My hack for implementing such graph computation was to construct a complete graph and mask the messages depending on the node features, which is not computationally efficient.

[1] Learning to Simulate Complex Physics with Graph Networks - http://proceedings.mlr.press/v119/sanchez-gonzalez20a/sanchez-gonzalez20a.pdf

BarclayII commented 3 years ago

For the case of changing the graph structure every time the node feature changes, another option is to construct a new graph every time the node feature changes. This is how we implement graph convolutions on point cloud with KNN graphs (e.g. in examples/pytorch/pointcloud/edgeconv), where we now do have efficient KNN graph construction algorithms.

The given paper builds a new graph with edges connecting nodes within a given radius. Currently we don't have a function for that though. If I were to implement it, I will probably compute pairwise distance using torch.cdist, threshold it, and build a new sparse graph from that. Do we have any algorithm for building such graphs more efficiently than the method I have? Also asking @lygztq since you implemented efficient KNNs so probably knows this better.

lygztq commented 3 years ago

I think the implementation of constructing such "radius graph" is similar to the current K-NN graph construction implementation. I can implement it in the next few weeks if you need.

BarclayII commented 3 years ago

I think the implementation of constructing such "radius graph" is similar to the current K-NN graph construction implementation. I can implement it in the next few weeks if you need.

That will be a godsend. You don't have to do it yourself - just telling us which part to change (in a high level) should be good enough.

lygztq commented 3 years ago

That will be a godsend. You don't have to do it yourself - just telling us which part to change (in a high level) should be good enough.

That will be nice :)

IMO, for almost all implementations, except the KD-Tree and NN-Descent, just replace the priority-queue for k-nearest points with a simple array (whose size is the max_num_neighbors) for points within the given radius. The KD-Tree library we use has a radius-search interface and the NN-Descent is a K-NN-specific algorithm.

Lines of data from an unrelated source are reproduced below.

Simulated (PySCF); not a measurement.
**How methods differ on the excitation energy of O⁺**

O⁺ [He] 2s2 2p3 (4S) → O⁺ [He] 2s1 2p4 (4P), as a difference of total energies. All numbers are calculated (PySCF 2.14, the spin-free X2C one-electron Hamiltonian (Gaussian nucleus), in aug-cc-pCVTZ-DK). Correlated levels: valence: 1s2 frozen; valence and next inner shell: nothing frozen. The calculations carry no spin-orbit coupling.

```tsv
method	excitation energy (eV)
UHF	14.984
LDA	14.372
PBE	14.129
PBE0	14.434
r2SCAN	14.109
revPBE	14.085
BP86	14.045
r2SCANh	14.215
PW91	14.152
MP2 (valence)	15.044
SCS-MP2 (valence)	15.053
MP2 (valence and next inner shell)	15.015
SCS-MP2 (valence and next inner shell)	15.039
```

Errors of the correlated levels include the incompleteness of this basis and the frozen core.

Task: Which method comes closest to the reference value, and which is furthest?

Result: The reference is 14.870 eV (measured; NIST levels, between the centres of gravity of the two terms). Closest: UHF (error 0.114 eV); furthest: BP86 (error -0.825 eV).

BarclayII commented 3 years ago

just replace the priority-queue for k-nearest points with a simple array (whose size is the max_num_neighbors) for points within the given radius.

The priority queue is for brute force KNN right? If so then I would rather stick with the naive solution since that is vectorized and we need to compute every pairwise distance anyway (also friendlier to GPUs I guess). Also I cannot assume a maximum number of neighbors for building those graphs.

For the nanoflann KDTree, do I need to change the adapter? Or I can just call radiusSearch straight ahead?

lygztq commented 3 years ago

If you only try to implement the BLAS and KD-Tree version, there is no need for the max_num_neighbors, which is necessary for the BF implementation.

For the nanoflann KD-Tree, yes you do not have to change the adapter, just call the radiusSearch will be fine.

Junyoungpark commented 3 years ago

Thanks to all for sharing the idea and opening quite an intensive discussion on this issue.

@BarclayII, I tried another way for doing this. Roughly, the implementation constructs a complete graph at first. After, it computes the pairwise distance by calling the DGL graph's apply_edges method and builds dropping mask depending on the distance and thresholding radius, and lastly, drop the edges conditioned on the dropping mask.

Using torch.cdist might be an alternative option. However, I'm not sure which one is more efficient (1) finding the src, dst node indices via torch.where or (2) do the job on the DGL graph as explained. My major concerns are mainly peak memory usage and entire code execution times. @BarclayII have any idea?

BarclayII commented 3 years ago

@BarclayII, I tried another way for doing this. Roughly, the implementation constructs a complete graph at first. After, it computes the pairwise distance by calling the DGL graph's apply_edges method and builds dropping mask depending on the distance and thresholding radius, and lastly, drop the edges conditioned on the dropping mask.

Using torch.cdist might be an alternative option. However, I'm not sure which one is more efficient (1) finding the src, dst node indices via torch.where or (2) do the job on the DGL graph as explained. My major concerns are mainly peak memory usage and entire code execution times. @BarclayII have any idea?

In general building a graph on-the-fly should be more efficient than masking the graph, because the graph construction should have similar speed and memory consumption than masking (all the pairwise distances should be computed anyway), and message passing on the former case will have fewer edges than the latter case.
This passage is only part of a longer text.